Having collected a significant number of bronzes in Japan, Cernuschi continued his search in China. Here, the acquisitions were made differently, according to Duret, who wrote: ‘In Peking, we cannot proceed as we had done in Yedo, where we purchased bronzes by the hundreds and en masse. We have to acquire our objects one at a time, after much bartering, and one always ends up paying a high cost for them. First of all we acquire everything we can in the shops, then by gradually raising the prices we manage to purchase very rare pieces from private individuals, which enables us to compile a far more comprehensive collection’ (Duret, T., 1874, p. 122). In China, in contrast to Japan, Cernuschi was able to buy ancient specimens, whose cost was considerable. In a letter sent to Édouard Manet (1832–1883) on 5 October 1872, on board the ship Peking, Duret told his painter friend: ‘Cernuschi returned from Japan and China with a collection of bronzes, the like of which has never before been seen. I can assure you that there are objects that will astound you!’ (Inaga, S., 1998, p. 89).

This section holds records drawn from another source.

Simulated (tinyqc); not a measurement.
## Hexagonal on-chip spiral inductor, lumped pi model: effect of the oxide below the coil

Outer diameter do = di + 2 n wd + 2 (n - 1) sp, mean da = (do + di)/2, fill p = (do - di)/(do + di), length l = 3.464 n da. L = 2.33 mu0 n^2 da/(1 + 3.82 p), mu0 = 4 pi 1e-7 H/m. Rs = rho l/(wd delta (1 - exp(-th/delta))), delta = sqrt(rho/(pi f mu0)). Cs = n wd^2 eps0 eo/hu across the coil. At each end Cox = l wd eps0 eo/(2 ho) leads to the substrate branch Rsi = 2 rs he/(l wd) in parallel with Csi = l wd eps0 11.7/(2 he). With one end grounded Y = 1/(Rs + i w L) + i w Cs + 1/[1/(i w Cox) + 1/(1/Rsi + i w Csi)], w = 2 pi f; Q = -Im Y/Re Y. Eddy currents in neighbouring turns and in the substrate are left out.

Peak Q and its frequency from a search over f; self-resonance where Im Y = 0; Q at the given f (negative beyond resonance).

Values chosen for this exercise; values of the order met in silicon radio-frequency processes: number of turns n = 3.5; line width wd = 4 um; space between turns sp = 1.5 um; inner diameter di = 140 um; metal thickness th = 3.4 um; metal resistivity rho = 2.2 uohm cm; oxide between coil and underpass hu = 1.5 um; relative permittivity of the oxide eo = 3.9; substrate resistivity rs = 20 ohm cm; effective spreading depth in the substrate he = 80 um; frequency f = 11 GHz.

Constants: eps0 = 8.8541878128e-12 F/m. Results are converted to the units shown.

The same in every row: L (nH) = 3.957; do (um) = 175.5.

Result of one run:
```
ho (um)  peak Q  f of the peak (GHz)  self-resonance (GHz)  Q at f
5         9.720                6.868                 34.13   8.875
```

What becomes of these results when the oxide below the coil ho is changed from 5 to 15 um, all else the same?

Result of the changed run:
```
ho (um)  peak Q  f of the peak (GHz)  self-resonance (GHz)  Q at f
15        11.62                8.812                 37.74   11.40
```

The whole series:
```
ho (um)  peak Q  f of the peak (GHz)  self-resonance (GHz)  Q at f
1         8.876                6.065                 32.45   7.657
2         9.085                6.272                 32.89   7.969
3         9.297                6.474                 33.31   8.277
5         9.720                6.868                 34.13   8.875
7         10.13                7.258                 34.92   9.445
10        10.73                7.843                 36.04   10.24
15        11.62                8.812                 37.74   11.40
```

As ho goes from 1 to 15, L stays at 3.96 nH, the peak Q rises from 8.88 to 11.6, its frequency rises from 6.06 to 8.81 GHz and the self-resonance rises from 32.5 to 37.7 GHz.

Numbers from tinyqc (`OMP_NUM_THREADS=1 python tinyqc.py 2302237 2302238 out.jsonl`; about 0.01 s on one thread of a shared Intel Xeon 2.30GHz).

During his stay in Asia, Cernuschi shipped around 900 crates to Paris, mostly containing bronze objects and sculptures (Buddhist sculptures, vases, incense burners, and okimono), ceramics, as well as lacquered carved wooden objects, paintings, prints by contemporary artists such as Utagawa Kunisada (1786–1865) and Utagawa Kuniyoshi (1797–1861), illustrated books, and photographs, including various works by Felice Beato (1832–1909) and Samuel Bourne (1834–1912). According to the invaluable accounts of Duret and the writer and art critic Philippe Burty (1830–1890), the ensemble—which was impressive for its epoch—of around 5,000 objects, acquired mainly in Japan and China was constantly enriched in Europe. Indeed, Cernuschi shared with other collectors the excitement of the sales at auctions, in particular in the 1880s. He also purchased items from famous contemporary dealers, such as Siegfried Bing (1838–1905), as attested by the labels that are still glued to various works (Lefebvre, E., Moscatiello, M. et al., 2019, p. 22).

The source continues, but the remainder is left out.